Knowledge Base

The Knowledge Base explores the deeper scientific and methodological foundations behind our language-based measures and frameworks.

Each topic addresses a focused question about interpretation, context, or methodology, pairing concise summaries with deeper discussions. These entries draw from psycholinguistic theory, statistical validation, and applied research to help you interpret results responsibly and confidently.

Use this section as a companion to the main documentation when you need insight into the reasoning, assumptions, or science that underpins the frameworks.

How do self-reported and peer-reported personality insights compare with language-based personality and psychology insights?

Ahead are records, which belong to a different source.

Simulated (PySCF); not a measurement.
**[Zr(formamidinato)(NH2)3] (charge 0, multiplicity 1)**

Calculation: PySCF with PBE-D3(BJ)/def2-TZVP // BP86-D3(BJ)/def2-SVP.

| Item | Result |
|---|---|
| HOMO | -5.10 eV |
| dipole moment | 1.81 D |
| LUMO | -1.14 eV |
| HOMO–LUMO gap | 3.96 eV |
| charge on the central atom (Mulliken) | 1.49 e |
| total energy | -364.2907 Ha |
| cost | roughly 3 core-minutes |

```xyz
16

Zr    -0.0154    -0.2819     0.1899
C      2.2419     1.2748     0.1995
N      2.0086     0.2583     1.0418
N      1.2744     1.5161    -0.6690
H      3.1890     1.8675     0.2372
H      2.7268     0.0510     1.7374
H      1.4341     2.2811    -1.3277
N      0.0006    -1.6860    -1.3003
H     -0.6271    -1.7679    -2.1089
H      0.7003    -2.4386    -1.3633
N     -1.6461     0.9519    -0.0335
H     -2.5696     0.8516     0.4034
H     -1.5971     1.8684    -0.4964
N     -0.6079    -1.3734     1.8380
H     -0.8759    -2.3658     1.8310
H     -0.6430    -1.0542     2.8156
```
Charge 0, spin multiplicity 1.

In general, Receptiviti's language measures will correlate more strongly with objective behavioural measures....(click to expand)

In short

Language-based personality insights correlate more strongly with behavioural outcomes than with self-reports, which are shaped by bias and self-perception. Because language is a direct behavioural signal, it offers a more objective view of how people actually think and interact — behaviour best predicts behaviour, while surveys best predict survey responses.

Detailed explanation

In general, Receptiviti's language measures will correlate more strongly with objective behavioural measures (e.g., job performance) than self-report measures. This is due to the biases inherent in self-report and the methodological differences between behaviour measures (e.g., language measures and behavioural outcome data) and survey inventories (i.e., self-report). Language-based scores are behavioural data in and of themselves. Language is a core behavioural mechanism for interpersonal engagement that reflects how people think, communicate, and respond in the environments that matter. Behaviour is the best predictor of behaviour, and surveys are the best predictors of survey measures due to common method variance.

For more information, the section Correlations with Self-Reports in the Big 5 documentation describes the process of using survey-based self-reports and peer-reports as a method of validating Receptiviti personality measures.

Regarding how survey-based psychological analysis and language-based psychological analysis complement each other, there are several concepts to keep in mind.

Self-reported personality data collected through surveys is not ground truth data. In other words, self-reported personality assessments are not a perfect reflection of a person's “true” personality and, thus, are not a gold-standard that language-based assessments aim to replicate. Rather, self-reported and language-based assessments offer different perspectives on an individual's character, each with their own insights.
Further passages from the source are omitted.